Timeout-Budget Calculator
Use a simple budget before changing defaults:
user deadline = queue wait + client connect + TLS + proxy + service work + DB work + response write + retry slack
Example:
| Component | Budget |
|---|---|
| Client total deadline | 3000 ms |
| Queue wait | 100 ms |
| Connect + TLS | 300 ms |
| Edge proxy upstream timeout | 2500 ms |
| Service handler deadline | 2000 ms |
| Database query timeout | 1200 ms |
| Retry slack | one retry only if the first failure happens before 1000 ms |
The database timeout must be shorter than the service handler deadline, and the service handler deadline must be shorter than the proxy/client deadline. Otherwise abandoned work continues after the caller has already failed.
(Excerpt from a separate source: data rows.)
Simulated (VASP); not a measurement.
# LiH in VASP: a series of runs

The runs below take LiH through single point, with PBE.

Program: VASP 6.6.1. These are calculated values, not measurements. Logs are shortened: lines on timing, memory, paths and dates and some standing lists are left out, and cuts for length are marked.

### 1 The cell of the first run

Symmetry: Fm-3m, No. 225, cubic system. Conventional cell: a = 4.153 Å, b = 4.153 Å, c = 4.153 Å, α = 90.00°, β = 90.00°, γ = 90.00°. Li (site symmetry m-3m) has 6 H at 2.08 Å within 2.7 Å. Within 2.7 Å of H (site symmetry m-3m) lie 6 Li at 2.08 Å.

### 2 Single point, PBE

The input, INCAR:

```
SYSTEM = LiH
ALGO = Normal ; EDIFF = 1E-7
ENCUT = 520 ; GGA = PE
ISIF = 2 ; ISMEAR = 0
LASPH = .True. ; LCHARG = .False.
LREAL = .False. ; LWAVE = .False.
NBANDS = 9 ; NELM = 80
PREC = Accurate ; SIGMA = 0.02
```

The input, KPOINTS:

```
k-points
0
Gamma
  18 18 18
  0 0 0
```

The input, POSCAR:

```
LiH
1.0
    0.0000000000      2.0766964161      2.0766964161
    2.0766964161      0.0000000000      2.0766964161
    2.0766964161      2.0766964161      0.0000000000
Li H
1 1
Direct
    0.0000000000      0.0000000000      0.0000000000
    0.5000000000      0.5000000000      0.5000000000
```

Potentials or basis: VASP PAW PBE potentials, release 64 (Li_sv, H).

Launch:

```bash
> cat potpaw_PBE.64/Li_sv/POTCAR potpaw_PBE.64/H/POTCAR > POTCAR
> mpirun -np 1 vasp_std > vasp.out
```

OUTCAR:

Retries, Backoff, and Idempotency
Retries are load amplifiers unless they are bounded.
| Rule | Why It Matters |
|---|---|
| Retry only safe operations | Repeating non-idempotent writes can duplicate side effects. |
| Use exponential backoff with jitter | Prevents synchronized retry storms. |
| Set a total deadline | Stops retries from outliving the user request. |
| Use idempotency keys for writes | Lets the server deduplicate repeated attempts. |
| Observe retry counts | Hidden retries can mask partial outages until capacity collapses. |
Retry safety checklist:
operation is idempotent or has an idempotency key
retry count is bounded
retry delay uses backoff with jitter
retry budget is part of the total deadline
circuit breaker or load-shedder prevents overload amplification
metrics expose attempts, successes after retry, and final failures
Circuit breakers are not a substitute for capacity. They stop callers from making a known-bad dependency worse while preserving the caller’s own resources.
Connection Pooling
Connection pools reduce handshake cost and protect backends from connection churn, but stale pooled connections can fail after proxy, NAT, or load balancer idle timeouts.
Practical checks:
ss -tan state established '( dport = :443 or sport = :443 )'
ss -tan state time-wait | wc -l
sysctl net.ipv4.tcp_keepalive_time
Set pool max lifetime and idle timeout shorter than infrastructure idle timeouts when possible. That makes clients retire connections deliberately instead of discovering stale sockets during a request.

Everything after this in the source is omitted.